Modular meta-learning

22 Jan 2019

Introduction

The paper proposes an approach for learning neural networks (modules) that can be combined in different ways to solve different tasks (combinatorial generalization).
The proposed model is called as BOUNCEGRAD.
Link to the paper
Link to the code

Focuses on supervised learning.
Task distribution p(T).
Each task is a joint distribution p_T(x, y) over (x, y) data pairs.
Given data from m meta-training tasks, and a meta-test task, find a hypothesis h which performs well on the unseen data drawn from the meta-test task.

Given a compositional scheme C, a set of modules F₁, …, F_k (represented as a whole by F) and the set of their respective parameters θ₁, …, θ_k (represented as a whole by θ), (C, F, θ) represents the set of possible functional input-output mappings. These mappings form the hypothesis space.
A structured hypothesis model is specified by what modules to use and their parametric forms (but not the values).
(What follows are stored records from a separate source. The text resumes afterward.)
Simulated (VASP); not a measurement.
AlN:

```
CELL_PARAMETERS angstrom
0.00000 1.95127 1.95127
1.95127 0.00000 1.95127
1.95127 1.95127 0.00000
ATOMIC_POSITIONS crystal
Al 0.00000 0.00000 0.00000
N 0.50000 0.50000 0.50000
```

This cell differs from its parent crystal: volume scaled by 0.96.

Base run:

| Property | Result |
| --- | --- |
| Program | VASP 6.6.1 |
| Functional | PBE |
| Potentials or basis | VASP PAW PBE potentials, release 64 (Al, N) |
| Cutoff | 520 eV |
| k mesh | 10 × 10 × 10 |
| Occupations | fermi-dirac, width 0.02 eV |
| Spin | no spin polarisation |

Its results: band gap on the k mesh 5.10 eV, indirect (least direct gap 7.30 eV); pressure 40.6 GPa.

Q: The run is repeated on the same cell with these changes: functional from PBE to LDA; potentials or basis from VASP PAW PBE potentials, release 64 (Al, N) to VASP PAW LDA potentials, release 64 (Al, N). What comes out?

Offline Meta Learning Phase:
- Take training and validation dataset for the first k tasks and generate a parameterization for each module θ₁, …, θ_k.
- The hypothesis (or composition) to use comes from the online meta-test learning phase.
- In this stage, find the best θ given a structure.
Online Meta-test Learning Phase
- Given a hypothesis space and θ, the output is a compositional form (or hypothesis) that specifies how to compose the models.
- In this stage, find the best structure, given a hypothesis space and θ.

During Meta-test learning phase, simulated annealing is used to find the optimal structure, with temperature T decreased over time.
During meta-learning phrase, the actual objective function is replaced by a surrogate, smooth objective function (during the search step) to avoid local minima.
Once a structure has been picked, any gradient descent based approach can be used to optimize the modules.
Basically the state of optimization process comprises of the parameters and the temperature. Together, they are used to induce a distribution over the structures. Given a structure, θ is optimized and T is annealed over time.
The learning procedure can be improved upon by performing parameter tuning during the online (meta-test learning) phase as well. the resulting approach is referred to as MOMA - MOdular MAml.

Sine-function prediction problem
In general, MOMA outperforms other models.
With a small amount of online training data, BOUNCEGRAD outperforms other models as it has a better structural prior.

11 different objects (with different shapes) on 4 surfaces with different friction properties.
2 meta-learning scenarios are considered. In the first case, the object-surface combination in the test case was present in some meta-training tasks and in the other case, it was not present.
For previously seen combinations, MOMA performs the best followed by BOUNCEGRAD and MAML.
For unseen combinations, all the 3 are equally good.
Compositional scheme is the attention mechanism.
An interesting result is that the modules seem to specialize (and activate more often) based on the shape of the object.

Composition Structure - generating kinematics subtrees for each body part (2 legs, 2 arms, 2 torsi).
Again 2 setups are used - one where all activities in the training and the meta-test task are shared while the other setup where the activities are not shared.
For known activities MOMA and BOUNCEGRAD perform the best while for unknown activities, MOMS performs the best.

While the approach is interesting, maybe a more suitable set of tasks (from the point of composition) would be more convincing.
It would be useful to see the computational tradeoff between MAML, BOUNCEGRAD, and MOMA.